[lsb-discuss] FHS Compliance for NFS Mounts

Mike Seda maseda at stanford.edu
Wed Apr 27 14:18:31 PDT 2011


On 04/27/2011 12:23 PM, Wichmann, Mats D wrote:
> lsb-discuss-bounces at lists.linux-foundation.org wrote:
>> Hi All,
>> Here's another OCD question... Where is the best place to mount NFS
>> exports while maintaining FHS compliance?
>>
>> I found this article, which seems to offer a nice solution, but just
>> wanted to check with others to see what their take was:
>> http://blog.loftninjas.org/2008/04/03/fhs-compliance-for-nfs-mounts
> of the choices presented there, /opt is definitely not right, it's
> intended for (non-distro-packaged) app installations.

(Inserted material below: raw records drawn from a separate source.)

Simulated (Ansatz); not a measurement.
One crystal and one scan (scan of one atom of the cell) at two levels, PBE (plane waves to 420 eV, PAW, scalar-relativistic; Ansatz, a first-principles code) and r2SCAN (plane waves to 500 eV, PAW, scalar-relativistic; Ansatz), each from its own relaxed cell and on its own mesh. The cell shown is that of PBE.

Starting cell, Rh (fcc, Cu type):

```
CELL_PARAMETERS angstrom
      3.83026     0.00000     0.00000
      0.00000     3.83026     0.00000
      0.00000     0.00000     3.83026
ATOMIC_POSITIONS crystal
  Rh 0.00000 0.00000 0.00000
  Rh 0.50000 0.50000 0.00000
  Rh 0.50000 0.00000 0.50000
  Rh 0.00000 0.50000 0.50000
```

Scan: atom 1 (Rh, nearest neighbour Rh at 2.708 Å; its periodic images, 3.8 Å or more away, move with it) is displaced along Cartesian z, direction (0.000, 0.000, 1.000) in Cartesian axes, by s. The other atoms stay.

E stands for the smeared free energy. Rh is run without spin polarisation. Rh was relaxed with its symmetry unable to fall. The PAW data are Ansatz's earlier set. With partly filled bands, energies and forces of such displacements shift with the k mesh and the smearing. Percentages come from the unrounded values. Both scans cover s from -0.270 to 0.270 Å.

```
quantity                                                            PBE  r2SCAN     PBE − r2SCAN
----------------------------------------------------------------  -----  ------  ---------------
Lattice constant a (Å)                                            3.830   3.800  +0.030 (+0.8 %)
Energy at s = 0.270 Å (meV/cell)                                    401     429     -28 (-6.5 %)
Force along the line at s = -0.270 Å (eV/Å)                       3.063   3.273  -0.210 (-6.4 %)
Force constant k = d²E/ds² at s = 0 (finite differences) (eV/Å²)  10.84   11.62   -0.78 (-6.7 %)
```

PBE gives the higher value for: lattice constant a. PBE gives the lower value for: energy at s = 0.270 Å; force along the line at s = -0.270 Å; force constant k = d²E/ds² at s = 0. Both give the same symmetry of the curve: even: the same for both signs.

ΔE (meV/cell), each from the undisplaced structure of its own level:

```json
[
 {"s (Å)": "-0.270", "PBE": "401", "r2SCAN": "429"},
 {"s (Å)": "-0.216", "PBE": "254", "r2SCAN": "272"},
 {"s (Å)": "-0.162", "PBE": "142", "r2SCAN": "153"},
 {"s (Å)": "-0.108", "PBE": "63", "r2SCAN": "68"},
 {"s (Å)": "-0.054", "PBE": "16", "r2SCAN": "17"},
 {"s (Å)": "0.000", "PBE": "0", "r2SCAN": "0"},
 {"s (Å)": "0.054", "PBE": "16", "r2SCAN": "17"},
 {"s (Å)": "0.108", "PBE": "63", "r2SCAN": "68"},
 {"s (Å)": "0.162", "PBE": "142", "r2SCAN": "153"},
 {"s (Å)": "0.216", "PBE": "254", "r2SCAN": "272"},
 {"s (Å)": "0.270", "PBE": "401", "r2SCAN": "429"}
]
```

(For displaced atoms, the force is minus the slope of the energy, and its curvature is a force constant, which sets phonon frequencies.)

Right. Using /opt for mount-points is definitely wrong. The choice that 
I was referring to earlier was /srv/nfs.

> beyond that, "it depends".  for example, nfs-served automounted
> home directories ought to appear where they belong, whether or not
> nfs is involved, so I want to see /home/mats whether that comes
> from local storage or from nfs.  A number of other things I
> can think of as being "typical" nfs resources are the same story -
> like things under /usr/share could well come from just one server
> via nfs, rather than being replicated everywhere.

Right. The "it depends" philosophy is definitely true, and I definitely 
agree that certain things should appear in the standard locations, e.g. 
/home.

> in the absence of guidance I bet the rest is open to some
> interpretation.  does this need to be solved in FHS?

Well, I guess I was just looking to FHS for some direction. I was just 
hoping that I could get some best practice approaches from it.

> My own
> completely personal interpretation is I'd use /srv for services
> provided by this machine, so web pages, ftp store, etc; rather
> than things served up by other machines.  But that's just one opinion.

Yep. Makes sense.

> "mnt is the old school way, but FHS uses the key word 'temporary'" -
> well, I think in many senses, an NFS mount /is/ temporary, it may
> in fact be implemented by a hard mount from fstab which makes it
> almost as permanent as a local mount (almost because the server
> could be unavailable sometimes while the local machine is not),
> but more often I expect automouting on-demand behavior and that
> seems to fit the criteria of temporary.

The word "temporary" is definitely what caused some confusion for me, 
and probably others, as well. I guess the takehome for me is that it's 
all about how the sysadmin interprets the FHS... Kind of like how a 
Supreme Court Justice interprets the constitution or something. :-)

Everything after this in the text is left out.